In 1984, the National Maritime Museum, of which the Royal Observatory, Greenwich is a part, encouraged people up and down the Line to organise events in order to mark the so-called ‘centenary’ of the Prime Meridian. Although the International Meridian conference took place in October 1884, the Museum designated Tuesday 26 June as ‘Meridian Day’, on the grounds that any outdoor events would be less likely to be affected by the weather. The Museum acted as a coordinating centre for activities and kept interested parties informed of developments though a series of bulletins.
On the day itself, the Royal Mail issued a set of four commemorative stamps and the Red Arrows flew up the Line. At Greenwich, HRH The Duke of Edinburgh and the Astronomer Royal, Arnold Wolfendale, planted a tree on either side of the Line at the Observatory, before joining a crowd of 7,000 children taking part in a wide range of events in the park outside. Neither tree has survived.
During the year, the Meridian was marked across the UK in a wide variety of ways, from tree planting to the erection of specially commissioned bollards and plaques.

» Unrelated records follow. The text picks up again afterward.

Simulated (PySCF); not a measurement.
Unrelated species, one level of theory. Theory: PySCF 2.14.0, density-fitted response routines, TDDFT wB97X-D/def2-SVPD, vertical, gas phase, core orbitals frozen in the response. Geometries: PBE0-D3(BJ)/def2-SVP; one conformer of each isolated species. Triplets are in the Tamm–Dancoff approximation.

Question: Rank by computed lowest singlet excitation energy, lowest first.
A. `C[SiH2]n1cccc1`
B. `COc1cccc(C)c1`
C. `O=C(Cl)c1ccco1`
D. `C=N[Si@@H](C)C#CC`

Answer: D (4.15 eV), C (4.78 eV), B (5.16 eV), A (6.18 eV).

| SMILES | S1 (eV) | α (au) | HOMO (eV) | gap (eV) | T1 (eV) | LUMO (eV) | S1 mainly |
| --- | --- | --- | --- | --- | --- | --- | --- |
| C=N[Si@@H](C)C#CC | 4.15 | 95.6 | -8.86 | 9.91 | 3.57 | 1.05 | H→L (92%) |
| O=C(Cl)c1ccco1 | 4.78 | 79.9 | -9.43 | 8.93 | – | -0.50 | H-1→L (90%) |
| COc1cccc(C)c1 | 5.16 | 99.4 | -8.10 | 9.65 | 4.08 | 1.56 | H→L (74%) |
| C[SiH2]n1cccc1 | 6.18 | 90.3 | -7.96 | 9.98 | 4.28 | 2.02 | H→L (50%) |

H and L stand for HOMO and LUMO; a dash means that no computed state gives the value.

Commemorative six-inch diameter plastic plaques were offered to any individual who could show that the Meridian passed through the curtilage of their property. Potential claimants were required to write to their regional office of the Ordnance Survey to verify their claim and send this as proof of authenticity to the English Tourist Board who were distributing them. No records of how many were issued can be traced. The locations of just four are known, along with the existence of a fifth.
The National Maritime Museum also arranged for the Enfield Foundry to cast a bronze plaque as a more enduring alternative. At the time, it was stated that they would only be produced if 20 or more orders were received. How many were made is unknown, the Foundry’s records having been destroyed. Only three have been located to date.